Comment 2 for bug 1359762

Revision history for this message
Jason Stephenson (jstephenson) wrote :

We actually get lots of these from time to time. Usually all within the same period of time, i.e. for several hours in the morning, afternoon, or evening, then they stop happening for a day or two.

While looking into this, I think I have found the cause of the Internal server errors.

It appears that we have cstore drones that are disconnecting from ejabberd and possibly shutting down, but the cstore listener and/or routers are unaware of this. As evidence, I present the following:

On the 4th, one of our central site staff got this exact error with a search. I verified that the error occurred in the Apache logs and checked it was the same error message. We then began digging through the logs and found some interesting information.

At the time the error occurred, the following message appeared in the osrfsys.log:

2014-09-04 10:05:13] /usr/sbin/apache2 [ERR :20351:EX.pm:66:1409804114203512907] Exception: OpenSRF::EX::Session 2014-09-04T10:05:13 OpenSRF::Transport /usr/local/share/perl/5.14.2/OpenSRF/Transport.pm:83 Session Error: <email address hidden>/open-ils.cstore_drone_evergreen_1409806682.243033_21093 IS NOT CONNECTED TO THE NETWORK!!!

So, I scoured the orsrfsy.log and backups for that drone and saw an interesting pattern revealed in the attachment.
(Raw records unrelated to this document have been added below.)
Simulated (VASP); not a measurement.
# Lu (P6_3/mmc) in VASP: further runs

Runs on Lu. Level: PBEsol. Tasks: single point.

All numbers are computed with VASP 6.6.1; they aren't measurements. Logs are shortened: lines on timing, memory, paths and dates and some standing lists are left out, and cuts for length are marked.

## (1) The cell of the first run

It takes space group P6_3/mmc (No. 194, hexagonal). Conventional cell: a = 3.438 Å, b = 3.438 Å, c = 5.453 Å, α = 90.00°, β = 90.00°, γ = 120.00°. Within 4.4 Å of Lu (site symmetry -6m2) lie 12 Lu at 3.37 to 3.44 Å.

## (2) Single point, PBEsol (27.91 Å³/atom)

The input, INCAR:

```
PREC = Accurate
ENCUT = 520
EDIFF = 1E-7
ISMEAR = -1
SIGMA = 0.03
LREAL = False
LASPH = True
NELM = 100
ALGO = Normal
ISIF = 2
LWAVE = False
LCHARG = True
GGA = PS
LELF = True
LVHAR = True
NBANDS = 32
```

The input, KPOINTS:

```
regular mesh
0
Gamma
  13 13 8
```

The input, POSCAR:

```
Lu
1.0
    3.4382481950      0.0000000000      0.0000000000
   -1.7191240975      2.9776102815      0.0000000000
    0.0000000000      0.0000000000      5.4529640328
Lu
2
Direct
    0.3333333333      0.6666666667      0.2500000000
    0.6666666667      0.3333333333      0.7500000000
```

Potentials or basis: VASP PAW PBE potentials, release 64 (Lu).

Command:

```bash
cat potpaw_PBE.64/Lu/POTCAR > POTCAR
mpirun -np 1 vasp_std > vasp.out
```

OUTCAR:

That drone came online at approximately 1:00 am and was disconnected by 1:53 am and OpenSRF kept trying to send it messages for nine more hours!

Checking the ejabberd log, we discovered that the drone actually came online at 00:58 EDT and disconnected at 01:16:23 EDT.

We do not, yet, know the reason for the disconnection, nor if the drone was simply disconnected from jabber but still running, or if the drone was completely gone.